After more than twenty years of intensive work Paule Posener-Kriéger, in collaboration with the Museé du Louvre’s long-time custodian Jean Louis de Cenival, published the set of papyri discovered in Neferirkare’s pyramid temple and scattered in the aforementioned museums. The work, known as The Abusir Papyri, published in the form of an independent volume in the British Museum Series of Hieratic Texts in 1968, included a list of papyri, photocopies, hieroglyphic transcriptions of the hieratic texts, and relevant paleographical tables. Eight years later Mme. Posener-Kriéger added a translation and commentary. Under the title Les archives du temple funéraire de Néferirkare-Kakaï the two-volume work came out in 1976 in the Bibliotheque d’Études series published by the French Institute for Oriental Archaeology in Cairo. With these two volumes the richness of Neferirkare’s temple archive was at last made accessible to the expert public.
The edition showed above all that the papyri represent only a fragment of the archive of Neferirkare’s pyramid temple and that they are all in one way or another related to the pharaoh’s mortuary cult. In several cases, the dating of the papyri has been made possible. As a matter of fact, on some of the papyri both the name of the king who issued the documents and the date referring to the year of the census of the country’s wealth, the so-called cattle count, are present. Unfortunately, more precise dating of the documents is impossible because in the Old Kingdom the census took place irregularly, sometimes annually, sometimes biennially.

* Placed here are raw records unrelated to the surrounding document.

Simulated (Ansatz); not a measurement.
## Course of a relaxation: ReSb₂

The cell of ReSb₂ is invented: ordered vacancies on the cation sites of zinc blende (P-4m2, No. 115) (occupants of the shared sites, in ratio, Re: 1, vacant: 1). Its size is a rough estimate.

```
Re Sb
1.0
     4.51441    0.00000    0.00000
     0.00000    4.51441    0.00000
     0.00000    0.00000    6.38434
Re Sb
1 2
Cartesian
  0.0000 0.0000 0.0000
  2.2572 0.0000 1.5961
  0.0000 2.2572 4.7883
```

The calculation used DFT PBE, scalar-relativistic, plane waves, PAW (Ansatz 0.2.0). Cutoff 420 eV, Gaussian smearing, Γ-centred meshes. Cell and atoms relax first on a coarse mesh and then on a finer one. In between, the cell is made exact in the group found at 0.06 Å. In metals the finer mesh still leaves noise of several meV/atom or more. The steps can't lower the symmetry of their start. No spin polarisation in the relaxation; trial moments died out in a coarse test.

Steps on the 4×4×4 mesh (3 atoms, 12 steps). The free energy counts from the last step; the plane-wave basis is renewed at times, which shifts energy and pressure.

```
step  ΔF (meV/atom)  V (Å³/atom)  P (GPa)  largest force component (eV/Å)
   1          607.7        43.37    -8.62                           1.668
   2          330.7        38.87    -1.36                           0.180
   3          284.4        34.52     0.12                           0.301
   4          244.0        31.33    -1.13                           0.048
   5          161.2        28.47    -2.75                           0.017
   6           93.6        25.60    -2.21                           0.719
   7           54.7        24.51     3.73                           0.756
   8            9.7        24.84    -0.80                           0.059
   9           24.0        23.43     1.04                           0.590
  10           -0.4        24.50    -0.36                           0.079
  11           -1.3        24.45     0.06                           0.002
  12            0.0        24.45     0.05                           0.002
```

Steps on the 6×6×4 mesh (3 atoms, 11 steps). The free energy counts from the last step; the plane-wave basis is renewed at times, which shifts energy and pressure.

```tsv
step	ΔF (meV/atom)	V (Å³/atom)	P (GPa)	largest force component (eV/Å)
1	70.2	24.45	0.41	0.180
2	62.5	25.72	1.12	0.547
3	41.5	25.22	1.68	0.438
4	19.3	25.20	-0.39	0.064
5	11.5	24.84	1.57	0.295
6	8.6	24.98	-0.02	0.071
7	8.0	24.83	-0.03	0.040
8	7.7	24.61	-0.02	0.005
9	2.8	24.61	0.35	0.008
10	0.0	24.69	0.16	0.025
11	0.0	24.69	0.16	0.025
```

The papyri have thus been dated to a period between the concluding phase of the Fifth Dynasty and the end of the Sixth Dynasty, in other words, roughly to a period from the beginning of the twenty-fourth to the end of the twenty-third century BCE. The fact that a large proportion of the papyri have been identified as dating from the reign of Djedkare (only a smaller part of the papyri date from the reigns of Unas, Teti, and Pepi II) may be closely linked to the fact that it was this monarch who decided not to build his pyramid complex at Abusir, in the cemetery of his immediate royal predecessors, but several kilometers away in South Saqqara. Whatever Djedkare’s reasons for building his tomb in another place were, the decision to abandon the Abusir necropolis obliged the king to undertake meticulous regulation both of the running of the mortuary cults in the individual pyramid complexes and of the general conditions in the necropolis. This is the background to which the large number of papyri dating from the time of Djedkare is related.
From the point of view of content, the papyri of Neferirkare’s archive can be divided into several categories. Let us mention at least some of them.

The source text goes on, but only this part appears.